Apache Parquet Writer Feature Type Parameters
To access feature type parameters, click the gear icon Tip To always display the editor in FME Workbench, you can select View > Windows > Parameter Editor.
General All feature types share similar General parameters, which may include Feature Type Name, Reader or Writer information, and Geometry. In most Writer Feature Type parameter dialogs, you can also control Dynamic Schema Definitions. Some database formats accept Table or Index Qualifier prefixes on the output table feature type. |
Partition
When this option group is enabled, the writer will write a partitioned dataset instead of a single .parquet file in the writer's specified output directory. See the Parquet File Extensions section for more details.
Partition Type
- Hive – When partitioning by an attribute, the subdirectory will be named in the form attrName=attrValue. This way of partitioning was introduced by Apache Hive.
- Note that attribute values partitioned via the Hive partition type will be URI-encoded. This means that special characters (like spaces, question marks, ampersands, hashes, parentheses, braces, brackets, and punctuation) will be encoded.
- For example, an attribute called Name with value John Smith would result in a partitioned subdirectory called Name=John%20Smith.
- Directory – When partitioning by an attribute, the subdirectory will be named in the form attrValue. This is a simple type of directory partitioning.
Note that attribute values partitioned via the Directory partition type containing forward or backward slashes will result in additional subdirectories.

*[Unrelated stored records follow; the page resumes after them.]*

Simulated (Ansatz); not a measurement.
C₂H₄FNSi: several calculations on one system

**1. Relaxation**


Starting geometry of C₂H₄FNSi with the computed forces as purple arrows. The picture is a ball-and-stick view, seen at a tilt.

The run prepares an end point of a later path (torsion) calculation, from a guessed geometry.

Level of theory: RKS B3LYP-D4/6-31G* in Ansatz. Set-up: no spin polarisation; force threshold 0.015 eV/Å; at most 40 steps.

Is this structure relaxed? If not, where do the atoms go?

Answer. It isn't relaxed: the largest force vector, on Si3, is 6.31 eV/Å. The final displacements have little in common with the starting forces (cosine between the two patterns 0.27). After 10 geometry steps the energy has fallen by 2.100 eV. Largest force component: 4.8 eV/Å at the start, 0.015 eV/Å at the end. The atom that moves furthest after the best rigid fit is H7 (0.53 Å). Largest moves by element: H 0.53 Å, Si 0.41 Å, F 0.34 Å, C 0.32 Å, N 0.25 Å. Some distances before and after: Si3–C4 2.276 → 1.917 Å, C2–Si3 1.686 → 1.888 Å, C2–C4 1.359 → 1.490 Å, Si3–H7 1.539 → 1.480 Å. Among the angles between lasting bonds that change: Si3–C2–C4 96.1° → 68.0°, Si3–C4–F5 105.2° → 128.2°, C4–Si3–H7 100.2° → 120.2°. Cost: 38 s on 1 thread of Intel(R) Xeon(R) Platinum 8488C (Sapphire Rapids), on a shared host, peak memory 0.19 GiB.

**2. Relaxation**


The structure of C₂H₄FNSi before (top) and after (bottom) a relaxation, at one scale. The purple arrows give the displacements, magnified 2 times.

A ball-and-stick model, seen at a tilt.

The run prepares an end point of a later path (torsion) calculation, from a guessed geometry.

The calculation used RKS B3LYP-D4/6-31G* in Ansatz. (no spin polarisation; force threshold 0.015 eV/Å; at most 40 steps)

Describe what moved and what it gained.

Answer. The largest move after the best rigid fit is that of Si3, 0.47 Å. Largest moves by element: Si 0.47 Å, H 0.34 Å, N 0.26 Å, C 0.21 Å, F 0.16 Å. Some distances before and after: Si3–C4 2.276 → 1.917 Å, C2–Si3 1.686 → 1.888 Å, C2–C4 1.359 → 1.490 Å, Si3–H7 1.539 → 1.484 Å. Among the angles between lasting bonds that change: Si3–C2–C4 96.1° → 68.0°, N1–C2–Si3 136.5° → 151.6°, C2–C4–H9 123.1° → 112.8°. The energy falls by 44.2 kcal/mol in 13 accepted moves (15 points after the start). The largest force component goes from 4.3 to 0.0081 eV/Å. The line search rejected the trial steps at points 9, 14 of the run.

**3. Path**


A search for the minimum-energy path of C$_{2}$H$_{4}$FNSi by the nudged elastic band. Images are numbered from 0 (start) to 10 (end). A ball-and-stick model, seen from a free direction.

For example, an attribute called Date with value 2023/01/02 would result in a partitioned Parquet file under nested directories named 2023, 01, and 02.
Partition Attributes
The list of attributes to partition by. Attributes will be partitioned in the order they are on schema.
These types include: bson, decimal, enum, interval, json, uuid.
Partitioning by types that are written as binary (decimal, interval, uuid, bson, binary) means subdirectory paths can have embedded null characters, resulting in a writer error.
Maximum Number of Partitions
The maximum number of partitions or subdirectories to create.
Default: 1024